DETROIT -- Ford Motor Co., following the ratification of its new four-year labor contract with the UAW this week, is inching closer to investment grade, but isn't quite there yet.
Standard & Poor's today raised the corporate credit rating on Ford and Ford Motor Credit Co. to BB+ from BB–.
That's still junk-rated, but it's the highest level of speculative grade. The lowest level of investment grade is one notch above BB+ at BBB–.
In a press release today, S&P said Ford's new four-year labor contract with the UAW "has been ratified; we believe the contract will allow for continued profitability and cash generation in North America. Ford has a two-year track record of profits and cash flow generation in its global automotive operations, supported by strong performance in North America."
There was no word on whether the other major ratings agency, Moody's, would follow suit.
Ford executives told the financial community on Thursday that the new contract would raise its labor costs less than 1 percent annually. The company expects further efficiencies from its North American assembly plants.

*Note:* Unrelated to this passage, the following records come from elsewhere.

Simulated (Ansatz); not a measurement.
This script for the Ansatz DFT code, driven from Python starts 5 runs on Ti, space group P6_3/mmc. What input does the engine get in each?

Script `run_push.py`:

"We continue to make progress on our plan, and we are pleased with these positive steps," Ford said in a statement today. "Ultimately, the credit rating agencies determine our ratings. Our job is to stay focused on making progress on our plan."
In the press release, S&P credit analyst Robert Schulz said: "The upgrade reflects our view that, among other things, Ford's prospects for generating free cash flow and profits in its automotive manufacturing business remain intact, because of its cost base in North America."
S&P said Ford's automotive operations in North America will remain profitable with industry light-vehicle sales of more than 11.5 million units.
The ratings agency said Ford has "good prospects" for generating automotive operating cash flow even if the key U.S. auto market does not recover significantly.
“As long as they continue on the track they’re on, and providing that the auto industry doesn’t tank, they should be pretty well on their way to investment grade,” Jody Lurie, a credit analyst at Janney Montgomery Scott LLC in Philadelphia, said in a phone interview. “I see it as a possibility in the near term. They have investment grade in their eyesight.”
But S&P noted that "cash flow will be sensitive to volume and cost headwinds --including commodity prices and other cost increases -- as well as future production volatility." Those factors, it said, could affect year-over-year cash-flow generation.
Also, as Japanese automakers' inventories recover, the agency said, other manufacturers could see some "modest market share losses" in the United States "over the coming quarters."
Bloomberg contributed to this report.